BT: I just kind of wondered why they did it.

EN: No, I think, I think possibly like my objections to Mrs. Bunting's ideas, which I know now were wrong, I think what they believed was … See, we were a teaching school. We were a teaching college. We did not have much research going on. The faculty weren't doing a lot of research … and publishing. That was not considered as important as the teaching of undergraduates and the caring for undergraduates. We knew our teachers. We went to their homes, all that sort of thing.

BT: Yes.

EN: That, I thought, was wonderful for an undergraduate college, but I suppose for the professional advancement for these faculty … Now, they all have to publish, right?

KP: Yes.

EN: That's good, though, and it's quite a different sort of atmosphere. I don't know which is better in the long run. I thought I knew. I thought I knew that it ought to be an undergraduate college teaching the undergraduates.

BT: Well, that's certainly become an issue lately.

KP: One of my undergraduate students is a woman. Actually, all my interns are women ...

EN: Is that so?

KP: … for this project. One of them is doing a study of co-education at Rutgers College, and Douglass was very, the deans at Douglass very much opposed ...

EN: Never wanted it, no.

KP: Did they feel that that would shift the balance between the two colleges?

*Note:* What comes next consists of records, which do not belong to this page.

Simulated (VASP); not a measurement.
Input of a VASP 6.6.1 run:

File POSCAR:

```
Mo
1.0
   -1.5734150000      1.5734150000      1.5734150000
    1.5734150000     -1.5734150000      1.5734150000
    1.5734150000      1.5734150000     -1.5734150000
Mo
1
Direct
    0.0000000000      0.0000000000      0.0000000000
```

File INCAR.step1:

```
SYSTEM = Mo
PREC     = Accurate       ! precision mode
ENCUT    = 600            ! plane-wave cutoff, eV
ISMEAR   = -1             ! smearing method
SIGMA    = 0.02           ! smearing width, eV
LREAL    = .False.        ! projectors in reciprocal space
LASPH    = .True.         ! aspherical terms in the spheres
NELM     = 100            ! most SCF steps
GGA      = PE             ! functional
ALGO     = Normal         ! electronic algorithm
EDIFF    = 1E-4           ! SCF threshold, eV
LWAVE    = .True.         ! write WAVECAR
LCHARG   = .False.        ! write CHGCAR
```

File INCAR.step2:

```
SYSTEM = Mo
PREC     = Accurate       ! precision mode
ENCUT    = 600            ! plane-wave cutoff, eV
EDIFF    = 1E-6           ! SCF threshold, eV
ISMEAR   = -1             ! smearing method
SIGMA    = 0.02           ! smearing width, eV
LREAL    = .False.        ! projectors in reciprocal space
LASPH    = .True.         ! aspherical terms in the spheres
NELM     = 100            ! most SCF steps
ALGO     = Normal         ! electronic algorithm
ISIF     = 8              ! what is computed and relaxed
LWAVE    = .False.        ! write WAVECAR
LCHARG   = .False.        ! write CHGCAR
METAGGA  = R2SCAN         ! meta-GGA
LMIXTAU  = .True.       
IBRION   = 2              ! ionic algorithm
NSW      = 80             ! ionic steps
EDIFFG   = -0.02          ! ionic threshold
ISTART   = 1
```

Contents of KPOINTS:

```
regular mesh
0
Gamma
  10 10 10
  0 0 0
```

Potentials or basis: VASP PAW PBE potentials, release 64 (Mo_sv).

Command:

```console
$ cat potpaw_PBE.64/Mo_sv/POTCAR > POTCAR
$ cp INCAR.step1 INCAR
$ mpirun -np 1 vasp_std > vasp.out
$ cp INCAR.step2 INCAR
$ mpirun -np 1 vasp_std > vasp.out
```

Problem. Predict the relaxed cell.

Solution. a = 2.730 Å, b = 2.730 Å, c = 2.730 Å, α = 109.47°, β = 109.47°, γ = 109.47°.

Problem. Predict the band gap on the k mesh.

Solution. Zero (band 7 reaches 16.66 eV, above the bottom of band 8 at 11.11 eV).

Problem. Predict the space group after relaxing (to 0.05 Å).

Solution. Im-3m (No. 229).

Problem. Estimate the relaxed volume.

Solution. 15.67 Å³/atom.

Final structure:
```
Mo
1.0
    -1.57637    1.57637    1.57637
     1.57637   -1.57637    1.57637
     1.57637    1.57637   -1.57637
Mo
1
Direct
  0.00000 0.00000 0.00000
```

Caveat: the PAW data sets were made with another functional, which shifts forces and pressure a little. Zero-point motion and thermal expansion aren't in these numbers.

EN: Of course, of course. Oh, at one time, it was thought, well, now Douglass campus could be the graduate school, and all the undergraduate work can go over to the other, which would make more sense in terms of this running back and forth business. … That's not, you see … when Douglass was formed in 1918, we were given the charter, or given the privilege of opening an undergraduate women's college provided the women understood that there could never be any help from Rutgers in terms of money. … So we, in those early years, were sort of inundated with this idea. We were here to stand on our own two feet, and we didn't want to get taken over, and I never could get over that. I always felt that was my mission and obviously Dr. Gross thought so, too, thought that was my mission, had been my mission.

BT: So in a sense the fiercely independent nature of Douglass was built into its charter.

EN: Yes, right. … Our alumnae ... association was completely separate and we raised our own money, not very much to be sure. We were, never raised an awful lot of money. We're doing a lot better now with our alumnae, but then everything is looser in terms of money, isn't it? But, no, when I was running the whole alumnae office, I hesitate to say it, I don't think we raised very much money, maybe in the ...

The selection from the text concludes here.